In order to reduce visible artifacts, and improve the perceived quality of an image, we need to supersample it, i.e. trace multiple rays per pixel, each with a slightly different position within the area of that pixel. The naive approach of just dividing the area into n even subpixels increases quality, but unfortunately has still artifacts. Instead, one must sample at "random" point on the pixel. This will turn artifacts into "noise", which the human brain perceives as more pleasant (since it is exposed to it constantly, where as aliasing has no counter part in the physical world)
Just sampling a random point on the pixel n times will yield the desired results, however, it will most likely over sample specific areas, while under-sampling others. In order to counter that, we need samplers that sample random enough to turn aliasing into noise, but even enough to properly sample every region, in order to get maximum quality out of a minimal amount of samples.

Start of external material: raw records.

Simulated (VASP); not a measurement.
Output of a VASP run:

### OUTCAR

There are many different sampling methods for this. We currently implement the naive regular and random sampling approach, a stratified sampling approach, as well as an Zero-Two sequence sampler (WARNING!!!! FLASHING COLORS!!!!! ok, it's actually [0,2]-sequence, but look how happy she is that we implemented her )(again, don't mind it when you don't get the reference)
The sampler is not directly visible on the image, but when you compare the images below, which were all taken at the same sampling rate, you will quickly see a significant difference in perceived quality, tough weather you prefer the Stratified or the Zero-Two sampler may be up to you (if you prefer one of the others you have shitty taste tough, but whatever floats your boat)
We mainly used the Zero-Two sampler, since it's superb distribution allows us to get away with only 64 samples per pixel, what sounds like much, however, normally samples are counted in magnitudes of thousands and more for production images.
Stratified sampling in a nutshell uses various statistical models to ensure that for a given area A, we distribute n samples in a way, that in each sub-area A' there is exactly 1 sample. So, what we are doing is we divide the area into a finite amount of subareas (stratum), and sample each of them independently. This gives us a well-distributed sampling pattern in regard to the full image, however, sample points can still be near the same edge between stratums, which leads to over-and under-sampling
The Zero-Two sequence sampler improves on this by using parts of the Sobol-Sequence, arcane invocations, and a touch of black magic, to ensure that the samples are ALSO well-distributed in regards to each other, i.e. the pattern in well-distributed in all possible divisions of the image.